Westboro barred from Canada (again)
Because hate speech is illegal in Canada under section 319 of the Canadian Criminal Code, members of the fundamentalist Westboro Baptist Church are barred from entering to protest a Nov. 28 Vancouver performance of the play The Laramie Project.
The play is about Matthew Shepard, a gay University of Wyoming student who was murdered near Larami in 1998.
The Kansas church protests most productions of the play with signs that say “God Hates Fags.” Well-known for those strategies, its members were barred from entering Canada in August, when they had planned to protest at the funeral of Tim McLean, a man who was beheaded on a Greyhound bus in July.
Westboro is an unaffiliated Baptish Church whose principal focus is rabid intolerance for gay, lesbian, transgender and bisexual individuals. Its Web site has the words, “God hates fags” on the top of its home page.

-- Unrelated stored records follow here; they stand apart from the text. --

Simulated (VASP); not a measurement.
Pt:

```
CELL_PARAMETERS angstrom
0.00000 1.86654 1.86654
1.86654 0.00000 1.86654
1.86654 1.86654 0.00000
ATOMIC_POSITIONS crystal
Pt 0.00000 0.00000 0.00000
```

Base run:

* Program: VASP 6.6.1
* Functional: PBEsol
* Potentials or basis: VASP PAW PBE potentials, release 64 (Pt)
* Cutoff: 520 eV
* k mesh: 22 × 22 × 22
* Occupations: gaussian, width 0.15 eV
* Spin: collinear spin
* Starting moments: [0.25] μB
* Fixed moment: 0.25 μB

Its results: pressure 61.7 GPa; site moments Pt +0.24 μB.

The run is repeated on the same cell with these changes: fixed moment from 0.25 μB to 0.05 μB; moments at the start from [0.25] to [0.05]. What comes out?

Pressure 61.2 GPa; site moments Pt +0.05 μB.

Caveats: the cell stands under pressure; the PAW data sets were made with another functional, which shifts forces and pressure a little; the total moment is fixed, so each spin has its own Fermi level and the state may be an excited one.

Westboro’s demonstrations don’t meet, the least of these standard set forth in Matthew 25:34-40. Canadian law notwithstanding, they deserve protest themselves.
Making Christians voiceless?
Great Britain’s Christian Voice proudly trumpets how its pressure silenced Patrick Jones’ otherwise little-noticed reading from his book of poetry, Darkness is Where the Stars are.
Termed fundamentalist thugs by a member of the British Parliament, the group’s web site reports:
A national bookstore chain have cancelled a reading of obscene and blasphemous poetry due to happen tonight after a 24-hour campaign by a Christian prayer and lobby group.
Waterstones were due to host Patrick Jones’ poetry reading in their Cardiff store tonight, but less than 24 hours after Christian Voice members began contacting the store and Waterstones’ top brass, the event has been pulled.
…
Just the knowledge that we were on our way has put the fear of God into the opposition.
Yes, the book’s material is, in the author’s words, harrowing, and the British, like most Americans, are confident adults can make their own decisions about whether or not to read it or hear it read. What they are refusing to tolerate, however, is the suppression of free speech embodied in cancellation under pressure of the Waterstones’ reading.
Terry Sanderson of the Guardian writes:
Members of the Welsh Assembly have weighed in to condemn Waterstones, calling the cancellation a violation of the right to free speech. Now, Jones, will read his poems in a room at the Welsh Assembly on the invitation of Liberal Democrat assembly member Peter Black.
…
The whole ballyhoo has also brought an invitation for Patrick Jones to speak at the Hay literary festival next year. …
Thuggery in this case gets its just deserts.
The Bible in the wild?
Writers of the Bible offers us evidence that the Good Book is, in the words of Michael Coogan, “an anthology of literature made over the course of many centuries by different people.”
Coogan is a Professor of Religious Studies at Stonehill College and Director of Publications for the Harvard Semitic Museum. He goes on to say:
Think of an analogy: The Norton Anthology of English Literature, which covers over a thousand years, from Beowulf into the 20th century. The Bible covers a similar span. The earliest texts in the Bible likely date to before 1000 B.C., and the latest texts go at least to the 2nd century B.C., and for Christians, into the 2nd century A.D. So it is an anthology of the literature of ancient Israel and early Judaism, and for Christians, of earliest Christianity, as well.Like any anthology, it’s selective. There were many other texts that the ancient Israelites and early Christians produced that we no longer have. We have reference in the Book of Numbers, for instance, to the Book of the Wars of Yahweh. Yahweh was the name of the God of Israel. And it must have been a wonderful book, but all we have is a kind of learned footnote.
It is one episode in Nova’s “archeological detective story,” The Bible’s Buried Secrets.